Keywords

These keywords were added by machine and not by the authors. This process is experimental and the keywords may be updated as the learning algorithm improves.

5.1 Introduction to Four Papers on Semiparametric and Nonparametric Estimation

5.1.1 Introduction: Setting the Stage

I discuss four papers of Peter Bickel and coauthors: Bickel (1982), Bickel and Klaassen (1986), Bickel and Ritov (1987), and Ritov and Bickel (1990).

The four papers by Peter Bickel (and co-authors Chris Klaassen and Ya’acov Ritov) to be discussed here all deal with various aspects of estimation in semiparametric and nonparametric models. All four papers were published in the period 1982–1990, a time when semiparametric theory was in rapid development. Thus it might be useful to briefly review some of the key developments in statistical theory prior to 1982, the year in which Peter Bickel’s Wald lectures (given in 1980) appeared, in order to give some relevant background information. Because I was personally involved in some of these developments in the early 1980s, my account will necessarily be rather subjective and incomplete. I apologize in advance for oversights and a possibly incomplete version of the history.

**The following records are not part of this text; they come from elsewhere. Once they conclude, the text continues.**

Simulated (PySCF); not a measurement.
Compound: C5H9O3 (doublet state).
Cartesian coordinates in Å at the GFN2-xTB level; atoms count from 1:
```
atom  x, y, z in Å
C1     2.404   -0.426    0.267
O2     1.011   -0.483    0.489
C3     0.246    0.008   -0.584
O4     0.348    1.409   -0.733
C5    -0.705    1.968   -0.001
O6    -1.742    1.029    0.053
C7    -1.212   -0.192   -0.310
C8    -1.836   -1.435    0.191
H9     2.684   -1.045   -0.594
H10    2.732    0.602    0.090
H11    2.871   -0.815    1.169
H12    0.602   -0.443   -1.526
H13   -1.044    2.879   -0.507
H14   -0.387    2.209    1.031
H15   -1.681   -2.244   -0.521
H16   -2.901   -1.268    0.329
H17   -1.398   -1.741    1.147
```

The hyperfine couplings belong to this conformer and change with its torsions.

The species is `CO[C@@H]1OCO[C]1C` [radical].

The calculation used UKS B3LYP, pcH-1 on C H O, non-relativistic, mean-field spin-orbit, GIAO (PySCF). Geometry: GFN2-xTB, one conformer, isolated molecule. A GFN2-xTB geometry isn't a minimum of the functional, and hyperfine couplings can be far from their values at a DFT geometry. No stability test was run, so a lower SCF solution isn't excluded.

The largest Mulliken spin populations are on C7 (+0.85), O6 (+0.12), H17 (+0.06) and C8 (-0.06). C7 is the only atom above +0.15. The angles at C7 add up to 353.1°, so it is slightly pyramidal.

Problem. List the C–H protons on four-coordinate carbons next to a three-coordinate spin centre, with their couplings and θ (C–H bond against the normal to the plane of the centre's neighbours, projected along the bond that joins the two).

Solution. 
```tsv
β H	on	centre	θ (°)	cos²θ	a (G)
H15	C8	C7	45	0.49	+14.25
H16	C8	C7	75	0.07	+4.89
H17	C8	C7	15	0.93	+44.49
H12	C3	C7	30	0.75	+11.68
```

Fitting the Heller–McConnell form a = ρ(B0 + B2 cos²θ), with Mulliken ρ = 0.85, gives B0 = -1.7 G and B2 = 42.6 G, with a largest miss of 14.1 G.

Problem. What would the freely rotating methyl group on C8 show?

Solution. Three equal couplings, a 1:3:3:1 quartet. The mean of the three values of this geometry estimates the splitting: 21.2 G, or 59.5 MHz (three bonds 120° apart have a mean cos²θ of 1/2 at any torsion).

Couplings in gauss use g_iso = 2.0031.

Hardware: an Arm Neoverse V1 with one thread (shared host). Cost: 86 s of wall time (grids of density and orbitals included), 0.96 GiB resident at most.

A key spur for the development of theory for semiparametric models was the clear recognition by Neyman and Scott (1948) that maximum likelihood estimators are often inconsistent in the presence of an unbounded (with sample size) number of nuisance parameters. The simplest of these examples is as follows: suppose that

$$\begin{array}{rcl} ({X}_{i},{Y }_{i}) \sim {N}_{2}(({\mu }_{i},{\mu }_{i}),{\sigma }^{2}),\ \ i = 1,\ldots, n& &\end{array}$$
(5.1)

are independent where \({\mu }_{i} \in \mathbb{R}\) for i = 1, , n and σ2 > 0. Then the maximum likelihood estimator of σ2 is

$$\hat{{\sigma }}_{n}^{2} = {(4n)}^{-1}{ \sum \nolimits }_{i=1}^{n}{({X}_{ i} - {Y }_{i})}^{2} {\rightarrow }_{ p}\frac{{\sigma }^{2}} {2}.$$

This is an example of what has come to be known as a “functional model”. The corresponding “structural model” (or mixture or latent variable model) is: (X i , Y i ) are i.i.d. with density p σ, G where

$${p}_{\sigma, G}(x,y) = \int \nolimits \nolimits \frac{1} {\sigma }\phi \left (\frac{x - \mu } {\sigma } \right ) \frac{1} {\sigma }\phi \left (\frac{y - \mu } {\sigma } \right )dG(\mu )$$

where ϕ is the standard normal density, σ > 0, and G is a (mixing) distribution on \(\mathbb{R}\). Equivalently,

$$\left (\begin{array}{c} X\\ Y \end{array} \right ) = \left (\begin{array}{c} Z\\ Z \end{array} \right )+\sigma \left (\begin{array}{c} \delta \\ \epsilon \end{array} \right )$$

where Z ∼ G is independent of (δ, ε) ∼ N 2(0, I), and only (X, Y ) is observed. Here the nuisance parameters {μ i , i = 1, , n} of the functional model (5.1) have been replaced by the (nuisance) mixing distribution G. Kiefer and Wolfowitz (1956) studied general semiparametric models of this “structural” or mixture type, \(\{{p}_{\theta, G} :\ \theta \in \Theta \subset {\mathbb{R}}^{d},\ G\ \mbox{ a probability distribution}\}\), and established consistency of maximum likelihood estimators \((\hat{{\theta }}_{n},\hat{{G}}_{n})\) of (θ, G). (Further investigation of the properties of maximum likelihood estimators in structural models (or semiparametric mixture models) was pursued by Aad van der Vaart in the mid 1990s; I will return to this later.)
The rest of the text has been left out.